Most of the subjects are sitting on the floor, crouching or cross-legged, with a slight tilt which comes about from how their heads rest on their hands – a sitting position that is easily recognizable by any Egyptian. Even when reclining, as some of Farid’s women appear, or rigidly standing, as a group of young men are portrayed, she constantly manages to look for and capture the indigenous aspect of her characters and setting in the works.
The composition of her pieces is always studied, sometimes balanced and otherwise experimental. When subjects are squeezed in the corner of a canvas, they are balanced by blocked areas of paint in their background. An example of excellent composition is seen in two paintings depicting a standing row of young men in jeans, confronting the viewer.

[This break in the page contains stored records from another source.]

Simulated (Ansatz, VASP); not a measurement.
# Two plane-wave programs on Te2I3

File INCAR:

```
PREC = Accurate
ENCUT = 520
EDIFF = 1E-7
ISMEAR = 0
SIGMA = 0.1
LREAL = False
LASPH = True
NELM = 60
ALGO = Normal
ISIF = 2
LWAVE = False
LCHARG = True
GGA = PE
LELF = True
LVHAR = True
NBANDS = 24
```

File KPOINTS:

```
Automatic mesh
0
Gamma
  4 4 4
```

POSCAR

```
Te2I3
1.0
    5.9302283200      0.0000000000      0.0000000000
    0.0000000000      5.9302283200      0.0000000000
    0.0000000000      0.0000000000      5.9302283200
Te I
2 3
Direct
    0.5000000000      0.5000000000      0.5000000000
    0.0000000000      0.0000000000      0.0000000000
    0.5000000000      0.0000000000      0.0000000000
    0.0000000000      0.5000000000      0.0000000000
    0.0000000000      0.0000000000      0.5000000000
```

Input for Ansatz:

Huddled and somewhat strained in the tight canvas, the men’s body language seems awkward, achieving the nervously defiant pose Farid seems to have wanted to convey.
Her choice of colors is a mixture of earthy and pastel tones that are occasionally interrupted by a primary red, blue or a bright magenta. Colors capture the essence of the Egypt’s rural scenes, and strike a chord with anyone who has ever visited the countryside.
Her method of capturing light through color is reminiscent of Pierre Bonnard’s work, and her calculated yet urgent medley of brushstrokes are quite like Monet’s. These references place Vessela’s style in the whereabouts of Impressionism – a school whose style of painting in organized chaos echoes Cairo lifestyle.
Vessela Farid’s works are an enchanting experience and a perfect example of a quintessential modern Egyptian art that’s yet to blossom and be explored.
A catalogue of exhibited works will be available at the Gezira Art Center by the end of this month, and it’s a must-have for all art lovers, both Egyptian and foreign.